This all bodes exceedingly well for presumptive new manager Rafa Benítez, who is not at all thin-skinned, vain, transparently insecure, or eminently mockable. Benítez, who has has had an ugly falling out with nearly every owner he's ever worked for, will no doubt thrive in an environment where his every decision is questioned by millions of fans and journalists, and where players, because they're better-compensated and less dispensable than he, will ignore his instructions if they disagree with his thinking.

Rafa styles himself a strategic genius and a smooth handler of talent and journalists, and he is perhaps kind of one of those things. But if Rafa's history is any indication, there's a strong chance this relationship will end badly and swiftly. If Pérez's history is any indication—well, same outcome.

It's fun to have fun with Madrid because, under Pérez especially, they conduct themselves like fatuous rich folks from a scrapped Mark Twain tale that the author deemed too on-the-nose to publish. Real Madrid compete credibly for La Liga, the Champions League, and the Copa del Rey every season. They spend heedlessly each summer, filling gaps in their lineup with the very best players available, and then, seemingly just for the fuck of it, buy a couple more world-class talents they don't even need. And yet the egomaniacal plutocrats who run the club remain black holes of want; they insist upon unblemished excellence despite the fact that sports just don't work that way.

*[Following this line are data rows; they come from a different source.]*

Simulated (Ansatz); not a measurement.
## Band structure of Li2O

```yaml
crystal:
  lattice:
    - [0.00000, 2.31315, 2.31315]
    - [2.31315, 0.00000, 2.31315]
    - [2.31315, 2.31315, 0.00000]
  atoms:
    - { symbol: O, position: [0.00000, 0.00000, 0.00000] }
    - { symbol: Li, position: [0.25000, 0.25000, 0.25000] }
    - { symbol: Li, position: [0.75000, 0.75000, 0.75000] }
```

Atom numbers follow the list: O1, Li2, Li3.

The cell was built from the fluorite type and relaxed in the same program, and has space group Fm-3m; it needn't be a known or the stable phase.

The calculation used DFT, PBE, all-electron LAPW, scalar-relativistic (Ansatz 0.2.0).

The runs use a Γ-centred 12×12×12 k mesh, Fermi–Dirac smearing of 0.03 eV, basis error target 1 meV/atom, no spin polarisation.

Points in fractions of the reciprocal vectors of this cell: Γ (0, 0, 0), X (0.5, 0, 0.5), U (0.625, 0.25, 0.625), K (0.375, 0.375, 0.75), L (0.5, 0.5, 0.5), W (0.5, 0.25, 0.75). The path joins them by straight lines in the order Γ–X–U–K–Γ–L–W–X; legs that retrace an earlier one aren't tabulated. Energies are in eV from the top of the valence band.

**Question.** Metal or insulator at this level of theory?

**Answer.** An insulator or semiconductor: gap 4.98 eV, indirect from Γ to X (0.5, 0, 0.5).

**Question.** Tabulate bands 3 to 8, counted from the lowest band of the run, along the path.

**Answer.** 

Sometimes you have excellent players, and you lose. Sometimes your coach is doing a great job, and you lose. Pérez knows why he sacked a capable manager who had the trust and affection of the locker room. He ran Ancelotti out because of a few minor hiccups, and because hiccuping isn't permissible at Madrid, even if it's inevitable. Pérez owns everything a man could want, but spends his nights on a veranda the size of a Manhattan apartment, scolding the moon for not obeying his commands. He's a silly man, but he's the boss. The most irritating thing about rich kidults is what a wretched spectacle they make of playing with their toys.